I've been traveling for work, and only just now have the time to respond. I've elected to answer my own question in case this is of use to others later.
First, the comments claiming that Linux md-raid's raid10 on two devices is impossible were wrong.
To be clear, Linux's md-raid's raid10 is not some standard raid1+0. Md-raid's raid10 essentially amounts to a raid1, striped. If you spend a few minutes thinking about the benefits of raid1 and the benefits of raid0, it becomes clear that they are not mutually exclusive, and could readily be combined. Indeed, Wikipedia specifically addresses this situation: https://en.wikipedia.org/wiki/Non-standard_RAID_levels#Linux_MD_RAID_10
Is it truly raid10? NO. Does it still mirror and stripe? Yes. Do copies of each block appear on more than one device, offering a real mirror with some speed benefits? Maybe. The comments referring to the seek times of using raid10 on two drives may indeed prevail, killing the performance benefits, you can see more about that here: https://blog.a2o.si/2014/09/07/linux-software-raid-why-you-should-always-use-raid-10-instead-of-raid-1/ Can the array be scaled and expanded by adding drives? Yes. Is there anything wrong with using two disks for a md-raid 10 array? By all accounts, absolutely not, but you may not see the anticipated speed increases.
Second, ZFS. Today, the ZFS on Linux accepted a pull that does introduce encryption. That's AWESOME! I think however that ZFS is often treated as the fix-all to fs-level questions and concerns. For my needs, it yields a level of complexity for the install that I'd rather avoid. It also tends to use a lot of memory and can, under certain workloads be very slow.

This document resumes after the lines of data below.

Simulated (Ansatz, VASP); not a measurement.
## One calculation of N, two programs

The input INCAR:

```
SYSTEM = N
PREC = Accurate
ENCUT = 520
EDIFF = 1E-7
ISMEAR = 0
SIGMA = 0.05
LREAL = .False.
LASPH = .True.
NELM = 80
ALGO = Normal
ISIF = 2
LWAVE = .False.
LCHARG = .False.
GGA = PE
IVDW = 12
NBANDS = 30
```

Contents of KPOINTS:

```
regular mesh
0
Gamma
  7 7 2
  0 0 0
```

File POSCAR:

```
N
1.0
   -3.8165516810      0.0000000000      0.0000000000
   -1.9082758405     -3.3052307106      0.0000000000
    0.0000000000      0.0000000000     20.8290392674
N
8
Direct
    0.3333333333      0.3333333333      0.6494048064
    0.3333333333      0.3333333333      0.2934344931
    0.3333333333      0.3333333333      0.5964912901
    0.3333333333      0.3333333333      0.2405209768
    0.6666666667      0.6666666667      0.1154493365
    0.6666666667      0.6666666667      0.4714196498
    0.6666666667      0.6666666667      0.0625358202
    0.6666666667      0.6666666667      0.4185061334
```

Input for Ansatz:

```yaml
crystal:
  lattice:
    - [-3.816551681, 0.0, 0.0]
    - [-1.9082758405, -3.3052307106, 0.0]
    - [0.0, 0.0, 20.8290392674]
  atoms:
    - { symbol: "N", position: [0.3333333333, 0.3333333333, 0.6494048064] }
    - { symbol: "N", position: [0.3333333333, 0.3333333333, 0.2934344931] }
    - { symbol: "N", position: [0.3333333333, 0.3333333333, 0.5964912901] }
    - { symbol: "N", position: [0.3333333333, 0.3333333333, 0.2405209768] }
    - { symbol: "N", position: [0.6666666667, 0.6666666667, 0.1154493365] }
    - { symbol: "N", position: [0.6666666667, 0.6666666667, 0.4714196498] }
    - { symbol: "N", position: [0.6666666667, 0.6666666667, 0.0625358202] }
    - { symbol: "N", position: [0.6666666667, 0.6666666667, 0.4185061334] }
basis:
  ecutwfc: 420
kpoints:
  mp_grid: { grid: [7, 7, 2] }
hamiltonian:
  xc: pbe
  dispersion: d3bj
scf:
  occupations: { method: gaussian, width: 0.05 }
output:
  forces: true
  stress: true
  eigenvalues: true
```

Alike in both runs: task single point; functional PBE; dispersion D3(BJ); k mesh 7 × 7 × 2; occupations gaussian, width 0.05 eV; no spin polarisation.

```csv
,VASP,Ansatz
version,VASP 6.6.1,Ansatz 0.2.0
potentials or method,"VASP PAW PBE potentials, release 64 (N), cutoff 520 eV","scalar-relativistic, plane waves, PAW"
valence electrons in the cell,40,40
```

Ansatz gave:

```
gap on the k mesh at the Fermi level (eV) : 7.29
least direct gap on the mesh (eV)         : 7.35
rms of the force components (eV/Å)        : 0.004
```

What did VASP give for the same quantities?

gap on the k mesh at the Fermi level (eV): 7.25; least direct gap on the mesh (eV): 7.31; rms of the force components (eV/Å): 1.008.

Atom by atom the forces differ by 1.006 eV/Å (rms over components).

Sources (some of these tests have issues in their methodology, but they give a broader, general impression):
[I was going to post some links here, but cannot as I do not yet have 10 posts -- a bit of googling should yield a number of relevant articles]
Moving on to my actual question: can you align xfs stripes to the md-raid striping? The answer seems to be no. After considerable googling, a lot of poking around and the like, it seems that xfs inteligently aligns itself when you build the fs directly on the partition. Indeed, ext4 does this, too. However once you layer lvm and luks in, xfs (and ext4) can no longer detect the partition stripe. By defining the stripe size when creating the xfs partition, you can specify a stripe width, you cannot however force the stripe to align. Some have suggested moving lvm, raid, and other headers to the end of partitions and then offsetting by 1MB (or some amount divisible by the stripe size), but there is no real guarantee that as lvm assigns more space to a volume it will do so in alignment with the raid stripe.
To clarify, this affects md-raid striped topologies with striping file systems. Just because I specified two drives in my question and comments revolved around that, this would crop up with 4 drives, 8 drives, or 800 drives. It would also appear in any raid setup that used striping, be it raid0, raid5, raid6, or raid10. This ultimately is the appeal of using systems like zfs or btrfs that integrate partitioning, device management/pooling, etc.
So, what am I going to do?
The stability and proven reliability of md-raid, lvm, and xfs are very appealing. The seek times associated with md-raid raid10 is not appealing. I will likely use the raid1 setting in lvm, which is well supported by my chosen os, centos. I will then create my lvm volumes and in those, create my luks volumes. On these, I will build by xfs file systems. These last two are a bit up in the air. The new encryption feature in ext4 is appealing, and I may replace the luks+xfs bits with encrypted ext4.